The Commission opened Rulemaking (R.) 02-06-001 as a policymaking forum to develop demand response as a resource to enhance electric system reliability, reduce power purchase and individual consumer costs, and protect the environment.1 This application emerged from the Rulemaking and is PG&E's proposal for full deployment of an advanced metering infrastructure. PG&E's application seeks authorization of its AMI deployment proposal and associated cost recovery mechanisms.
AMI consists of metering and communications infrastructure as well as the related computerized systems and software.2 It is often overly-simplified to imply that only meters are involved. In fact, in most instances, PG&E will not replace residential meters with new meters - most of the existing inventory will be retrofitted with communications modules and redeployed.3
PG&E revised its application on October 13, 2005. As amended, the application requests that the Commission approve PG&E's recovery of the actual AMI deployment cost without further reasonableness review if the actual cost is less than or equal to $1.61 billion,4 and to recover additional reasonable amounts, if any, upon appropriate reasonableness review. PG&E also proposes new balancing accounts to track actual costs and pre-approved benefits of the AMI deployment. Because deployment will reduce certain current operating costs, PG&E proposes refunding a forecast per-meter benefit, tied to the actual AMI deployment.
PG&E proposes to change rates on July 1, 2006, and again on January 1 of 2007, 2008, and 2009 to recover the approved forecast revenue requirements for the AMI project. PG&E's rate changes are based on the balancing account balances that record for actual costs for AMI and credits benefits in the form of operating savings, as estimated for each rate change date. The AMI costs include the rate effect for estimated plant additions, and annual depreciation. PG&E also seeks limited authority to temporarily estimate bills while PG&E tries to obtain physical access to the meter to install the AMI modules.
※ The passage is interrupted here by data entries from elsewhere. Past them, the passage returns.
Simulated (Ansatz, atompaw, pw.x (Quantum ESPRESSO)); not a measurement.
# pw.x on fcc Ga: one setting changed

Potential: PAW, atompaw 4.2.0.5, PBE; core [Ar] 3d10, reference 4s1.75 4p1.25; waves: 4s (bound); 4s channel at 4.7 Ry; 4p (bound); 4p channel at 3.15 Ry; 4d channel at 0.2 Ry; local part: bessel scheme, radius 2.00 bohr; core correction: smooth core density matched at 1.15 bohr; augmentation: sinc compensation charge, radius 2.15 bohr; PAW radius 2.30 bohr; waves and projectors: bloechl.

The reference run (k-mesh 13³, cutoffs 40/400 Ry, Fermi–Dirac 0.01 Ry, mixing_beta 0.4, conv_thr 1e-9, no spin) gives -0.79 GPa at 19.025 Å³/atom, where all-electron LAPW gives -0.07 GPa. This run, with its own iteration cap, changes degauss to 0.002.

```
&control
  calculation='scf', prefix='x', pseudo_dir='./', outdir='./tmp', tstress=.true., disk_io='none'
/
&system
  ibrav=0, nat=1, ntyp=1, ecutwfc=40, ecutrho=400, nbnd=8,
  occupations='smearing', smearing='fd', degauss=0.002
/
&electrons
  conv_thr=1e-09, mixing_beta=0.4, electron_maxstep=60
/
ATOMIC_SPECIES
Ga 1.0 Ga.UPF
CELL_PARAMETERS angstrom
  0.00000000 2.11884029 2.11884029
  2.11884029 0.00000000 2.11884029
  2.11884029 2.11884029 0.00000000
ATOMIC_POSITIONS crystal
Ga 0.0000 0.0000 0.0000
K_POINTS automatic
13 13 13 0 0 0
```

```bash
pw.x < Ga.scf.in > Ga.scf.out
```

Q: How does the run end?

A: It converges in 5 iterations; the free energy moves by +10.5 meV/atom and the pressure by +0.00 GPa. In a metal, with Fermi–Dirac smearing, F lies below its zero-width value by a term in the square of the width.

In D.05-09-044,5 the Commission authorized PG&E to spend and recover in rates up to $49 million in advance of any possible approval in this proceeding for a full-scale deployment. The Commission stated:
...it is worth noting that although PG&E's policy arguments for approval of its AMI predeployment expenses largely rest on the demand response benefits of AMI, PG&E's case, as presented in A.05-06-028, asserts that the majority of the benefits of the deployment would be operational. That is, deployment of AMI would actually be nearly cost-effective from a utility operations point of view with the potential to save the utility costs over time. The various versions of PG&E's AMI business case that have been submitted in R.02-06-001 over time have shown steady progress in improving the cost-effectiveness of AMI such that less of the benefit would need to be covered by demand response peak demand cost savings. With this in mind, and although we have not yet thoroughly evaluated PG&E's cost-effectiveness claims in A.05-06-028, our sense is that PG&E's AMI deployment, if approved, will have at least some significant benefits to the utility beyond demand response. Therefore, and for all the reasons stated above, we will approve PG&E's request for $49 million in pre-deployment expenses for AMI, as reflected in more detail in section 8 below.
We remind PG&E that this authorization, while separate from the issues to be decided in A.05-06-028, nonetheless sets the Company on the path of designing and building systems that will one day become new infrastructure. Therefore, we advise once again that we wish to promote open architecture standards, uniform business practices, and data exchange standards. ... (mimeo, pp. 13-14, emphasis added.)
The Commission also made three significant findings and conclusions about PG&E's proposed AMI project:
· The AMI system selected is sufficiently flexible to accommodate different approaches to rate design and informational tools.
· PG&E's proposed AMI Project will meet the minimum functionality criteria established by Commissioner Peevey. (Findings of Fact 1 and 2, mimeo p. 20.)
· The finding that PG&E's proposed AMI Project meets the minimum functionality criteria does not establish that the system selected by PG&E is the correct or best system, or provides the best value for ratepayers. These are issues to be decided in A.05-06-028. (Conclusion of Law 2, mimeo p. 21.)
The above findings of fact and conclusion of law allowed PG&E to continue with the development of the AMI project included in this application.
1 Order Instituting Rulemaking on policies and practices for advanced metering, demand response, and dynamic pricing, filed June 6, 2002. The Commission's rulemaking named as respondents the following investor owned utilities: PG&E, San Diego Gas & Electric, and Southern California Edison Company. The Rulemaking was closed by Decision (D.) 05-11-009, dated November 18, 2005.
2 PG&E's AMI project includes automation of its gas and electric metering and communications network (5.1 million electric meters and 4.2 million gas meters).
3 PG&E's plan is to retrofit 54% of the existing electric meters and 96.1% of its existing gas meters.
4 Revised from an original estimated cost of $1.46 billion, consisting of an estimated capital cost of $1.25 billion, estimated expense of $213 million.
5 Application (A.) 05-03-016, filed March 15, 2005.